JUST-IN: Amid uncertainty, equities market gains N1.95trn in January 2025

Following global and domestic uncertainty, the Nigerian equities market in January 2025 gained N1.95 trillion as investors trade with caution.

The market capitalisation that opened 2025 at N62.763 trillion, gained N1.95 trillion to close January 2025 at N64.709 trillion.

Consequently, the Nigerian Exchange Limited All-Share Index (NGX) closed January 2025 at 104,496.12 basis points, about 1.53per cent or 1,569.72basis points increase when compared to 102,926.40 basis points the equities market closed for trading in 2024.

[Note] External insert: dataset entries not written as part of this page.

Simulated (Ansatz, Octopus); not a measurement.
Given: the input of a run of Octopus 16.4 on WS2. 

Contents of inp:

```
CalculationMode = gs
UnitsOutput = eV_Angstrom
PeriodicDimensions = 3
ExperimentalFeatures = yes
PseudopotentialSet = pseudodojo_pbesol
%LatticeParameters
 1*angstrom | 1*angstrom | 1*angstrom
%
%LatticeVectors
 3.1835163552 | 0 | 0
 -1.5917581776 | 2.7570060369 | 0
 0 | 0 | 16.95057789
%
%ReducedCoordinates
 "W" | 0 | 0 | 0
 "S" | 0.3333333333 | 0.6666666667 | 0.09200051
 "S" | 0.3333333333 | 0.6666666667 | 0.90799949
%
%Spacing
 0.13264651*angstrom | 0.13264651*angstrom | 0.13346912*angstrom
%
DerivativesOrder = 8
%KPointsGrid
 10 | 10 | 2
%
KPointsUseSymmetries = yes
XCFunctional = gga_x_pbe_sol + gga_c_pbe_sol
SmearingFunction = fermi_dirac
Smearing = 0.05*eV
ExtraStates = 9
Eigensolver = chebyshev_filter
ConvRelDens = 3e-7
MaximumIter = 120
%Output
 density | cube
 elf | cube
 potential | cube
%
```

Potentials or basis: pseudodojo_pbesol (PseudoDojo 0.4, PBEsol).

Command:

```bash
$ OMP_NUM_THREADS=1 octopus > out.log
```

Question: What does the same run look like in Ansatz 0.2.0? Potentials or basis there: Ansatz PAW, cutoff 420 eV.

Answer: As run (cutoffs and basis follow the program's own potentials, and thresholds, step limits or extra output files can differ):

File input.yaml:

In January 2024, the equities market gained N14.44 trillion amid President Bola Tinubu bold economic reforms that include foreign exchange, and removal of subsidiary. 

The N14.44 trillion gain in market capitalisation is coming on the backdrop of rising insecurity, inflation, other macroeconomic challenges, and global uncertainty.

The Managing Director Arthur Steven Asset Management Limited (ASAM), Mr. Olatunde Amolegbe, had projected 39 per cent equities market growth this year, stressing that the growth is underpinned by ongoing bank recapitalization efforts, new listings, and anticipated monetary policy easing by the Central Bank of Nigeria (CBN).

Amolegbe highlighted Nigeria’s relative market attractiveness as a key factor in attracting increased foreign portfolio inflows (FPI), provided stable policies are maintained.

He noted that the bank recapitalization process is set to boost investor confidence, while high-profile listings such as Nigerian National Petroleum Company Limited and Dangote Refinery are expected to enhance market liquidity and broaden investment opportunities.

The projected bullish trend in 2025 comes as investors position themselves ahead of 2024 fiscal year results and dividend declarations, particularly in the banking sector.

However, Amolegbe cautioned that the market’s performance will depend on critical factors such as the country’s economic growth trajectory, monetary policy direction, and corporate earnings results.

The firm, however, anticipated a shift toward equities as fixed-income yields decline, driven by the CBN’s likely adoption of a more accommodative monetary stance.

Despite lingering concerns over exchange rate volatility and inflation, conservative sectors such as banking, consumer goods, and industrials are expected to perform well, offering steady returns for investors.

“Overall, the 2025 outlook for the Nigerian stock market remains optimistic, bolstered by strategic reforms, policy adjustments, and improving investor confidence. While challenges such as exchange rate instability and inflation persist, key sectors are positioned to drive market performance and deliver strong returns for investors,” he stated.